When negotiating a commercial real estate purchase agreement as either a buyer or seller, you will want to include several contract stipulations and contingencies to protect yourself.
These terms are a necessary part of any commercial real estate transaction and will allow you to back away from the deal without penalty if certain conditions are not met.
A Fort Lauderdale commercial real estate lawyer can help you determine what specific contract stipulations that you may need to include.
Below are a few of the regular contingencies that you may see in your next agreement:
Zoning and Land Use Contingencies
Zoning and land use contingencies are quite common. They cover the potential uses for the property, as it will only be valuable to a buyer if it can be used for its intended purpose.
If there will be no change between the prior and future use of the property, zoning contingencies are typically of little concern.
However, if the buyer will be using the property in any different way, they should typically include terminology in the contract to allow for some time to obtain appropriate permits and zoning approvals.

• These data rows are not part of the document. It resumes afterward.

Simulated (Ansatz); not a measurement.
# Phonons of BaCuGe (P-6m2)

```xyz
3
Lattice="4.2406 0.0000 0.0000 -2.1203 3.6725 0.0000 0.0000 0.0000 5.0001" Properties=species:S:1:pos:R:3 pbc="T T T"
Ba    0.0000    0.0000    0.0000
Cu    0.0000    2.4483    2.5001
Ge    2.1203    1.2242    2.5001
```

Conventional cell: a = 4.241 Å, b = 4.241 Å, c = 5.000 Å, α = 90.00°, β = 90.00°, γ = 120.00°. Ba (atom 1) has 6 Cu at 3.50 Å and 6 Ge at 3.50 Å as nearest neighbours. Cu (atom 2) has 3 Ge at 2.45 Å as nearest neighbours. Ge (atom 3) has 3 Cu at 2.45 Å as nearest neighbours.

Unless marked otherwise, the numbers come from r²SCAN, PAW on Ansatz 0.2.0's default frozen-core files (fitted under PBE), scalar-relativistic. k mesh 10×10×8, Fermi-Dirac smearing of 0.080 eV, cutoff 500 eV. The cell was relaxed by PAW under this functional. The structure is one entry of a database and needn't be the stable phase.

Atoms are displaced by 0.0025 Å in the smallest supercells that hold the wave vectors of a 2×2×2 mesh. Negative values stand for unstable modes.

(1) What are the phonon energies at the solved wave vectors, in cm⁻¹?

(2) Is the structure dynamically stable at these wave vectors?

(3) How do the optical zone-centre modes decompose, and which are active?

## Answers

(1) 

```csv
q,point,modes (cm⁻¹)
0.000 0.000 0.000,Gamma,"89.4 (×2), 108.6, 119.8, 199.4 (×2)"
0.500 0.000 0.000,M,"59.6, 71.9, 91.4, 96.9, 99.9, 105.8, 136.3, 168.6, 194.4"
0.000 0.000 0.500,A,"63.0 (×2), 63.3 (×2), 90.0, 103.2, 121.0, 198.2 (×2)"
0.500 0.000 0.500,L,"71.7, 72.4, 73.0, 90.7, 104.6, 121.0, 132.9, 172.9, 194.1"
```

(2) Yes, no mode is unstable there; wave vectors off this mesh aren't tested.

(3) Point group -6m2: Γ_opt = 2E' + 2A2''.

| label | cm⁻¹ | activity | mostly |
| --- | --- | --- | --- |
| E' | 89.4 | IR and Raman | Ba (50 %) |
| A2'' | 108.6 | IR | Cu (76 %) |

Both buyers and sellers have an interest in financial contingencies. One common stipulation will allow the seller to breach the contract if the buyer is not able to obtain financing or submit a down payment within a reasonable period of time.
Buyers can include stipulations that allow them to breach if they are unable to obtain financing at a fair rate. They will also typically want to include terms that will allow them to purchase the property without being required to pay in cash.
Title and Survey Contingencies
Buyers must include title and survey contingencies to protect themselves from purchasing a property that may have hidden title defects or survey issues. Sellers also will want to include terms regarding any title contingencies in order to fix them and save the deal.
Buyers will typically want enough time to perform a full title search to uncover any previously unknown defects. They would then notify the seller of any uncovered defects and possibly allow the seller to correct them. The buyer would have the choice to either proceed or terminate the agreement after defects are found.
Sellers will want time to correct title defects. If they are able to correct them, they may want to include terminology in the contract that obligates the buyer to close on the deal.